Non Destructive Version of rm

Mon May 6 17:24:47 AEST 1991

In article <JIK.91May6001507 at pit-manager.mit.edu> jik at athena.mit.edu (Jonathan I. Kamens) writes:

>
>  John Navarra suggests a non-destructive version of 'rm' that either
>moves the deleted file into a directory such as
>/var/preserve/username, which is periodically reaped by the system,
>and from which the user can retrieve accidentally deleted files, or
>uses a directory $HOME/tmp and does a similar thing.
>
>  He points out two drawbacks with the approach of putting the deleted
>file in the same directory as before it was deleted.  First of all,
>this requires that the entire directory tree be searched in order to
>reap deleted files, and this is slower than just having to search one
>directory.  Second, the files show up when the "-a" or "A" flag to ls
>is used to list the files in a directory.
>
>  A design similar to his was considered when we set about designing
>the non-destructive rm currently in use (as "delete") at Project
>Athena and available in the comp.sources.misc archives.  There were
>several reasons why we chose the approach of leaving files in the same
>directory, rather than Navarra's approach.  They include:
>
>1. In a distributed computing environment, it is not practical to
>   assume that a world-writeable directory such as /var/preserve will
>   exist on all workstations, and be accessible identically from all
>   workstations (i.e. if I delete a file on one workstation, I must be
>   able to undelete it on any other workstation; one of the tenet's of
>   Project Athena's services is that, as much as possible, they must
>   not differ when a user moves from one workstation to another).
>   Furthermore, the "delete" program cannot run setuid in order to
>   have access to the directory, both because setuid programs are a
>   bad idea in general, and because setuid has problems in remote
>   filesystem environments (such as Athena's).  Using $HOME/tmp
>   alleviates this problem, but there are others....
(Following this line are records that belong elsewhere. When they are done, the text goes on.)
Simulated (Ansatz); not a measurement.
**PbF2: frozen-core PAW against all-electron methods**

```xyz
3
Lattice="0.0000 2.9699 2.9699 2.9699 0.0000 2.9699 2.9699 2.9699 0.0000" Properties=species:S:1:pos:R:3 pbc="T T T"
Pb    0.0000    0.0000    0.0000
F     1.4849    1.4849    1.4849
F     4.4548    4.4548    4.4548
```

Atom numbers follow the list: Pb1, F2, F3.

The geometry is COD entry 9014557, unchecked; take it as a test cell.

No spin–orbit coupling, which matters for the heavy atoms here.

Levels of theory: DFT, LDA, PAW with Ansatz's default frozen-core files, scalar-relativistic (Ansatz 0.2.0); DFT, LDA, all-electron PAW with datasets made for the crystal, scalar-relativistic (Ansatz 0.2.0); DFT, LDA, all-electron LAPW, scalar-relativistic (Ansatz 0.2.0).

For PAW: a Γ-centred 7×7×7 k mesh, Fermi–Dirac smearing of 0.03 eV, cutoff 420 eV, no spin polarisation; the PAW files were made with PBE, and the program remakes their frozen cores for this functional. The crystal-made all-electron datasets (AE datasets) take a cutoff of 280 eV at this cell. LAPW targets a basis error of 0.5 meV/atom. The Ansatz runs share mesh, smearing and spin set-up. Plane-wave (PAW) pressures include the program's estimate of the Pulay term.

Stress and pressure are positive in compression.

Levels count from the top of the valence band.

     	The fact that among Athena's 'tenets' is that of similarity from
 workstation to workstation is both good and bad in my opinion. True, it
 is reasonable to expect that Unix will behave the same on similar workstations
 but one of the fundamental benifits of Unix is that the user gets to create
 his own environment. Thus, we can argue the advantages and disadvantages of
 using an undelete utililty but you seem to be of the opinion that non-
 standard changes are not beneficial and I argue that most users don't use
 a large number of different workstations and that we shouldn't reject a 
 better method just because it isn't standard.
	I don't understand your setuid argument. All you do is have a directory
 called /var/preserve/navarra and have each persons directory unaccessible to
 others (or possibily have the sticky bit set on too) so that only a the owner
 of the file can undelete it.
>
>2. (This is a big one.) We wanted to insure that the interface for
>   delete would be as close as possible to that of rm, including
>   recursive deletion and other stuff like that.  Furthermore, we
>   wanted to insure that undelete's interface would be close to
>   delete's and as functional.  If I do "delete -r" on a directory
>   tree, then "undelete -r" on that same filename should restore it,
>   as it was, in its original location.
>
>   Navarra's scheme cannot do that -- his script stores no information
>   about where files lived originally, so users must undelete files by
>   hand.  If he were to attempt to modify it to store such
>   information, he would have to either (a) copy entire directory
>   trees to other locations in order to store their directory tree
>   state, or (b) munge the filenames in the deleted file directory in
>   order to indicate their original locationa, and search for
>   appropriate patterns in filenames when undeleting, or (c) keep a
>   record file in the deleted file directory of where all the files
>   came from.

    Ahh, we can improve that. I can write a program called undelete that
    will look at the filename argument and by default undelete it to $HOME
    but can also include a second argument -- a directory -- to move the
    undeleted material. I am pretty sure I could (or some better programmer
    than I) could get it to move more than one file at a time or even be
    able to do something like: undelete *.c $HOME/src and move all files
    in /var/preserve/username with .c extensions to your src dir.
    And if you don't have an src dir -- it will make one for you. Now this
    if done right, shouldn't take much longer than removing a directory 
    structure. So rm *.c on a dir should be only a tiny bit faster than 
    undelete *.c $HOME/src. I think the wait is worth it though -- esp
    if you consider the consequnces of looking thru a tape backup or gee
    a total loss of your files!  
	As far as rm -r and undelete -r go, perhaps the best way to handle
    this is when the -r option is called, the whole dir in which you are 
    removing files is just moved to /preserve. And then an undelete -r dir          dir2 where dir2 is a destination dir,  would restore all those files.             HOwever, you would run into
    problems if /preserve is not mounted on the same tree as the dir you wanted
    to remove. This can be resolved by allowing undelete to run suid but
    I agree that is not wise. You wouldn't want users being able to mount
    and unmount filesystems they had remove privledges on -- perhaps there
    is another solution that I am overlooking but there are limits to any
    program.  Just because there might not be any information about where
    the files orginally were is not good enough reason to axe its use. 
>
>   Each of these approaches has problems.  (a) is slow, and can be
>   unreliable.  (b) might break in the case of funny filenames that
>   confuse the parser in undelete, and undelete is slow because it has
>   to do pattern matching on every filename when doing recursive
>   undeletes, rather than just opening and reading directories.  (c)
>   introduces all kinds of locking problems -- what if two processes
>   try to delete files at the same time.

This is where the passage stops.